In message <Pine.NEB.3.96L.1020330082409.73912V-100000@fledge.watson.org>, Robe
rt Watson writes:
>That said, if getuid as the example micro-benchmark can be demonstrated to
>causally affect optimize the macro-benchmark, then the selection of
>micro-benchmark by implementation facility sounds reasonable to me. :-)
Well, my gripe with microbenchmarks like this is that they are very
very very hard to get right.
Matt obviously didn't get it right as he himself noticed: one
testcase ran faster despite the fact that it was doing more work.
This means that the behaviour of caches (of all sorts) were a larger
factor than his particular change to the code.
The elimination (practically or by calculation) of the effects of
caches on microbenchmarks is by now a science onto itself.
I am very afraid that we will see people optimize for the cache-footprint
of their microbenchmarks rather than their microbenchmarks themselves.
Remember how Linux optimized for the wrong parameters because of
lmbench ?
We don't want to go there...
The only credible way to get a sensible results from a micro benchmark
that can be extrapolated to macro performance involves adding a
known or predictable, varying entropy load as jitter factor and use
a long integration times (>6hours). That automatically takes you
into the territory of temperature stabilization and atomic referenced
clock signals etc.
And quite frankly, having gone there and come back I can personally
tell you that life isn't long enough for that.
(And no, just disabling caches is not a solution because then your
are not putting the CPU in a representative memory environment
anymore, that's like benchmarking car performance only in 1st gear.
So right now I think that our requirement for doing optimizations
should be:
1. It simplifies the code significantly.
or
2. It carries undisputed theoretical improvement.
or
3. It gives a statistically significant macroscopic improvement
in a (reasonably) well-defined workload of relevance.

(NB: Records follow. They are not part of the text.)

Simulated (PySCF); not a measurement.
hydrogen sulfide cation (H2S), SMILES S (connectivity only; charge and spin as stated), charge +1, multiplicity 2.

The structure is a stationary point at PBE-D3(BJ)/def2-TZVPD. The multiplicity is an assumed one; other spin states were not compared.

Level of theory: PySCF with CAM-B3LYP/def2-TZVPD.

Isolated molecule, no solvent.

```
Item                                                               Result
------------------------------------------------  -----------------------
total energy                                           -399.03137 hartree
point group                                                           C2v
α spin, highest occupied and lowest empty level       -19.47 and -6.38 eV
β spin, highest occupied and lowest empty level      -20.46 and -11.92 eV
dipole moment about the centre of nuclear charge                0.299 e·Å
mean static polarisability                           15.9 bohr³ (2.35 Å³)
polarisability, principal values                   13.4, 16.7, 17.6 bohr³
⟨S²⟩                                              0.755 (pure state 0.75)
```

The practical guide to execute #3 should be:
A = Time reference code
B = Time modified code
C = Time reference code
D = Time modified code
Unless both A and C are lower than both B and D it will take a lot
of carefully controlled test-runs to prove that there is a statistically
significant improvement (standard deviations and all that...)
--
Poul-Henning Kamp | UNIX since Zilog Zeus 3.20
phk@FreeBSD.ORG | TCP/IP since RFC 956
FreeBSD committer | BSD since 4.3-tahoe
Never attribute to malice what can adequately be explained by incompetence.